Equities are a popular investment option offering significant growth potential but also come with risks. In this article, we will explore what equities are, how they work, the different types available, their risks, and their importance in a diversified portfolio.

Definition of equities

Equities, commonly known as stocks, represent ownership in a company. When you purchase equities, you are buying a share of the company, giving you a claim on part of its assets and earnings. The most common form of equities is common stock, which provides voting rights and potential dividends.

Differences between equities and fixed income

Equities and fixed income are two distinct types of investments with significant differences:

  • Risk and return: Fixed income offers regular and predictable payments, while equities can provide higher returns but come with greater risk.

  • Ownership: Investing in equities means owning a part of the company, whereas fixed income is essentially a loan to the company or government.

  • Volatility: Equities are more volatile and can fluctuate significantly in value compared to the stability of fixed income.

Performance of equities in the market

Equities perform based on the company's success and market conditions. Investors buy and sell stocks on stock exchanges, and prices can vary greatly depending on various factors.

Factors that affect the value of equities

The value of equities is influenced by several factors, including:

  • Company performance: Profits, new products, and growth strategies.

  • Economic conditions: Interest rates, inflation, and economic growth.

  • External factors: Political changes, regulations, and global events.

  • Market sentiment: Investor perceptions and expectations.

Types of equities

There are various types of equities, each with unique characteristics, among which we can highlight: 

  • Common stock: Provides voting rights and a share in the company's profits through dividends.

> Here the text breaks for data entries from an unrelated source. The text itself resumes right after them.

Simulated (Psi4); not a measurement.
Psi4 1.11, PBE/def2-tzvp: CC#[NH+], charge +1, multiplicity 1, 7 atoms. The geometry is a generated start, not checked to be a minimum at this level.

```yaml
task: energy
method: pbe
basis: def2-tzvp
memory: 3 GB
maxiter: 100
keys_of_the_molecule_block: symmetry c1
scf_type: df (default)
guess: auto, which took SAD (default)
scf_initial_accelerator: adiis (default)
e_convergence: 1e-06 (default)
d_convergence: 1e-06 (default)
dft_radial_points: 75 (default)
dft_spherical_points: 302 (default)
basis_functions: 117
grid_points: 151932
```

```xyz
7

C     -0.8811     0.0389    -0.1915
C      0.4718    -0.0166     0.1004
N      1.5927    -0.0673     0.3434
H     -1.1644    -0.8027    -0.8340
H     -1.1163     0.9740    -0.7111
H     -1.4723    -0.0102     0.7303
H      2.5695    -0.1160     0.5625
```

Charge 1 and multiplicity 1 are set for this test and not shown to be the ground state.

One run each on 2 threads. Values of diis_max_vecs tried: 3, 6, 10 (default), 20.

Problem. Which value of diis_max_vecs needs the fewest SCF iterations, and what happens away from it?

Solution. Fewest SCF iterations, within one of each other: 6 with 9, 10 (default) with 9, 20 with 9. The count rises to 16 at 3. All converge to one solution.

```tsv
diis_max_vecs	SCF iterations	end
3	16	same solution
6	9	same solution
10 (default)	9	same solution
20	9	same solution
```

  • Preferred stock: Typically, does not offer voting rights but have priority in the collection of dividends and in the liquidation of assets.

  • Equity ETFs: Exchange-traded funds that bundle various stocks and trade as a single entity.

What are the risks of equities?

Equities come with several risks, including:

  • Market risk: The possibility that stock values will decrease due to market volatility.

  • Specific risk: Risks related to a specific company, such as poor management or weak financial results.

  • Economic risk: Changes in the economy that may negatively impact investments.

Importance of equities

Equities are crucial in a diversified investment portfolio due to their potential for high returns and capital growth. Over the long term, stocks have historically provided one of the best ways to build wealth and outpace inflation.